June 10, 2007 by Artem

Working really hard on low priority items can be useless to the point of killing the company

Efficient Resource Utilization

Many teams start using agile methods while being highly specialized, that is team members are typically responsible for a particular component or area, that other people don't really understand. Developers often "own" their components and all the fixes go through them.

This kind of organization usually comes from the idea of the effective resource utilization. There is little doubt that if developer works on the same area for a long time, he will be able to implement changes faster and in more efficient way, than most of the other team members. Isn't it logical then to assign a responsible person for each component and whenever possible have the same person work on the same code area? It is rather logical as long as the target is the efficient resource utilization.

Return on Investment

Agile software development processes do not target the high resource utilization level. The main aim of the agile team is to maximize the return on investment (ROI) first of all by working on the most wanted features. Whenever there are people who have a "primary responsibility" on a certain component, there is a temptation to work on and perfectize this area instead of working on the features most important for the customer.

Working only on what you are specialized in sometimes means working very well on something useless. How hard have you been working on the last company product? And how much of the features implemented are actually being used by the customers?

Comments

resource utilization

June 11, 2007 by Alexey (not verified), 1 year 23 weeks ago
Comment id: 179

Artem,

I could not agree more. Here is a pattern I see over and over again.

A team is doing pretty good in prioritizing tasks/requests but because
the members are highly specialized you have one or two bottleneck resources
that basically define the velocity of your whole team. To re-phrase it, only one person can work on the items in your iteration plan and the rest of the team either is idle or do some other pet-projects.

I guess in some industries (like Electronic Design Automation for example) the subject is so complex there are naturally people with certain specializations. One developer knows timing analysis and physics of delay calculation for ICs well and another has all the knowledge and experience with placement and routing problems. One category of problems like that can take a PhD. One requires EE degree, another one Math or CS. Very few individuals can (or sometimes want to) be experts in several areas.
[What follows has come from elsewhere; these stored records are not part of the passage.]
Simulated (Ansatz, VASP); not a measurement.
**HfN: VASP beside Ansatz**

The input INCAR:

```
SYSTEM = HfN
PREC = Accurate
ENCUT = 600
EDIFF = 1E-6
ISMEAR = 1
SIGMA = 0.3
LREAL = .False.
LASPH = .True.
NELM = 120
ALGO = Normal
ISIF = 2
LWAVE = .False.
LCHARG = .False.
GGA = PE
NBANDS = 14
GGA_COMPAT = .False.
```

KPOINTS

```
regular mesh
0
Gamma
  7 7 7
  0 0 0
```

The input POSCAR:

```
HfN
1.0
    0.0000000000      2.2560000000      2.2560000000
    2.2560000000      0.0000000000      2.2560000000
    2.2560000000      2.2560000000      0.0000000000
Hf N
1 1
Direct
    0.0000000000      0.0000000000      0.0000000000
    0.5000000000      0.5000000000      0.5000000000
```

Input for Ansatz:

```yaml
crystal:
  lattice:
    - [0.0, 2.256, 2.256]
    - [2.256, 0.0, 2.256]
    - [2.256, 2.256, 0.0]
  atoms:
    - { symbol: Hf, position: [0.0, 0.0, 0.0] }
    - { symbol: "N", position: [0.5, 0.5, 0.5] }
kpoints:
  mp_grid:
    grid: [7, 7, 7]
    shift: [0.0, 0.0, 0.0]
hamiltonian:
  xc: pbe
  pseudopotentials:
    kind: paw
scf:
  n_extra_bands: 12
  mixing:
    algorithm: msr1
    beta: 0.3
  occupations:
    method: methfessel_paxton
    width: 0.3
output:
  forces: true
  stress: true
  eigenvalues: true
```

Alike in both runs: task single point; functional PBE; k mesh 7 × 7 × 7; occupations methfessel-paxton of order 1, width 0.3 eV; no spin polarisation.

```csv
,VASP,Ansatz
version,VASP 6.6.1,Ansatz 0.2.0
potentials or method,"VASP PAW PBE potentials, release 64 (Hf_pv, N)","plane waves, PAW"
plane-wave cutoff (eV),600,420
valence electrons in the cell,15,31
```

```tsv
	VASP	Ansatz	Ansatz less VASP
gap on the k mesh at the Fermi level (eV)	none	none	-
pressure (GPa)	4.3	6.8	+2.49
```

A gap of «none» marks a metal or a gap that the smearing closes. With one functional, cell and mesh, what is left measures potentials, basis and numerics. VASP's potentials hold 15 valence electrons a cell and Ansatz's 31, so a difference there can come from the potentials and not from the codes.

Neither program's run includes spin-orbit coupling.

But in other cases, with less complex applications there are other factors that come into picture. Job security is one. It is safer to be the only expert for a certain category of the product. If no one else can do it the developer is a valuable resource. Also, basic human inertia, when a developer does want to learn new things and prefers to do what has been doing for years.

I believe it would be safer for a company to have a team where individual developers have overlapping domains of expertise. You know, to eliminate those resource bottlenecks if possible. So that your resources could be utilized more efficiently on the priority items. That is not always easy though.

Trust

June 13, 2007 by Artem, 1 year 23 weeks ago
Comment id: 180

I agree there can hardly be an agile team without trust. It is not even specific to the agile methods. SW development is always a new product development and as any non-trivial area requires a lot of creativity that can hardly happen when even job security is in danger.